As a child growing up in a house with two parents who barely spoke a word to one another, much less showed affection, there was always a part of me that dreaded holidays. Because they included an outing, whether it was a dinner, a show, or even a simple 15-minute car ride to grandma’s house. And an outing meant almost assuredly that I’d be without one of my parents. They “stayed together for the kids,” but we were still left scratching our heads when Mother’s Day arrived and we went our separate ways to two different gatherings.
Looking back, I get it. Neither of them wanted to be apart from their children permanently, but holidays (and vacations) were sort of a reprieve from the day-to-day awkwardness. For them, and truthfully, for my sister and me.
But I resented it as a kid. I knew my parents didn’t have the kind of relationship most did, so I would sit restrainedly glum at the dinner table, feeling like we were a broken family. Frankly, because we were. And even as a child, I would try to give mom gifts as a way of distracting her from the failing marriage we all silently knew was eating at her. I just never felt like it was enough. So I told myself I’d eventually show her my appreciation for all she’d done for me.

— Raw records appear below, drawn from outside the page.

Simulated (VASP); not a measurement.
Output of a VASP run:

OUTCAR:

As a teenager, not much changed. However, I began to establish more of an understanding about my parents’ marriage, and particularly, the sacrifices they were both making for the sake of seeing their children grow. Once I comprehended that, I was able to make peace with it. But that didn’t change the fact that every Mother’s Day, Father’s Day, or anniversary I’d look at other married couples giving each other flowers and singing each other’s praises, and I’d be angry that my own parents weren’t showing the same kind of gratitude for each other.
As a young adult, the separation wasn’t as outwardly apparent. I’d gotten married, moved in with my wife, and by that time, my parents had officially divorced. We still got together for Mother’s Day, of course. But because we no longer lived together, I enjoyed that time with her even more. We took her to dinner, gave her gifts we thought were meaningful, but I still didn’t feel like it was enough. I told myself I’d eventually show her my appreciation for all she’d done for me.
Then, I became a parent myself. And my life was turned upside down. I was fortunate enough to watch my wife blossom into the mother I always knew she’d be. But it wasn’t all play dates and bedtime stories. It was hard. Sometimes, it felt nearly impossible to keep our cool as we navigated the treacherous, uncertain road of raising a child, then later, a second child. I began to develop a deep, thorough understanding of how having children can test the strength of not only your character, but your marriage. I looked back on my childhood and imagined how difficult it must have been to deal with a faltering marriage while also trying to manage a career and, oh yeah, two growing children. Despite the realization, I told myself yet again that I’d eventually show her my appreciation for all she’d done for me.
A couple of short years later, a week before my oldest son’s third birthday, mom suddenly passed away. She was 59. I was blindsided, irrevocably damaged. And if it isn’t obvious, I never did tell her how much I appreciated her. Maybe I grazed past it once or twice in a greeting card. But the thoughts I tucked into a dark corner of my brain, the raw kind of emotion that you’d normally hear bellowed in a Janis Joplin song? She sadly never got to hear that.
This weekend, I will celebrate my third Mother’s Day since her passing. Naturally, I’ve been receiving an enormous amount of marketing communications (spam) from major retailers urging me to “Make mom happy!” and “Save 25% just in time for Mother’s Day!” And trust me, nothing would please me more than to do exactly those things. But the fact of the matter is that I’ve simply got to suffer through this. And unfortunately, my wife does, too. I’m trying, but my instinct is to reject that this Sunday is even happening, to remain restrainedly glum at the dinner table while others clink glasses around me. Because even more than I regret my own lack of verbal appreciation, I regret that my children won’t get to know their grandmother like I did. Put simply, I can’t stand Mother’s Day because it reminds me of what could’ve been. For the sake of my wife, though, I have no plans to crawl into a corner and cover my ears.
So, do yourself a favor this Sunday and skip the vague platitudes we typically scribble into an overpriced card and opt instead to be real…so very real that it makes you uncomfortable even. I can guarantee it will feel better than holding it inside until you’re giving a eulogy.
Thanks for reading, and a genuine, uncomfortably long hug to all you moms out there making life worth living for your children. Especially to my wife, whose natural abilities make me look like a rookie on a daily basis.